CPSC 457: Assignment 1

$30.00

Category: You will Instantly receive a download link for .zip solution file upon Payment

Description

5/5 - (1 vote)

Warning: This is a very simple assignment. Please do not assume that subsequent assignments
will be this simple.

Motivation for this assignment:
● Well written Python code can run faster than badly written C/C++ code.
● Common reason for bad performance is using unnecessary system calls.
● In this assignment you improve the performance of a badly written C++ program.
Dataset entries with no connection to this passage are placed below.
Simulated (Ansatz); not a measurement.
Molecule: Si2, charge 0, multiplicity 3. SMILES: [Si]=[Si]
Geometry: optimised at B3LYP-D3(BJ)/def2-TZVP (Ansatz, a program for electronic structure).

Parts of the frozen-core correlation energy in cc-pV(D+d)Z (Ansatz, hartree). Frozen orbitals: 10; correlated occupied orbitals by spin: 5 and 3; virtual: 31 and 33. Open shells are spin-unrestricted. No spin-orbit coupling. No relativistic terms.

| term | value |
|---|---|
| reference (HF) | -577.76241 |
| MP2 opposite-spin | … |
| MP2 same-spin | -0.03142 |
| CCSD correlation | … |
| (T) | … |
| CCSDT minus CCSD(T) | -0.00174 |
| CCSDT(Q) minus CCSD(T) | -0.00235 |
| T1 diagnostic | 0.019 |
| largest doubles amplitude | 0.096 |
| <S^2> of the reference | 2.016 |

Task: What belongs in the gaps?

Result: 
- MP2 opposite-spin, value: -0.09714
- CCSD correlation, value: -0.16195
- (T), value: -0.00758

Start by cloning the GIT repository:
$ git clone https://gitlab.com/cpsc457/public/a1
$ cd a1

The repository contains:
palindrome.py Python 3 program that reads in text from standard input and reports
the longest palindrome to standard output.
slow-pali.cpp Not a very good C++ version of palindrome.py. Feel free to re-use
any part of this code in your solution.
Makefile Makes compilation a bit easier.
t1.txt … t5.txt Some test files.
dup.py Python3 script that can generate big data (see appendix).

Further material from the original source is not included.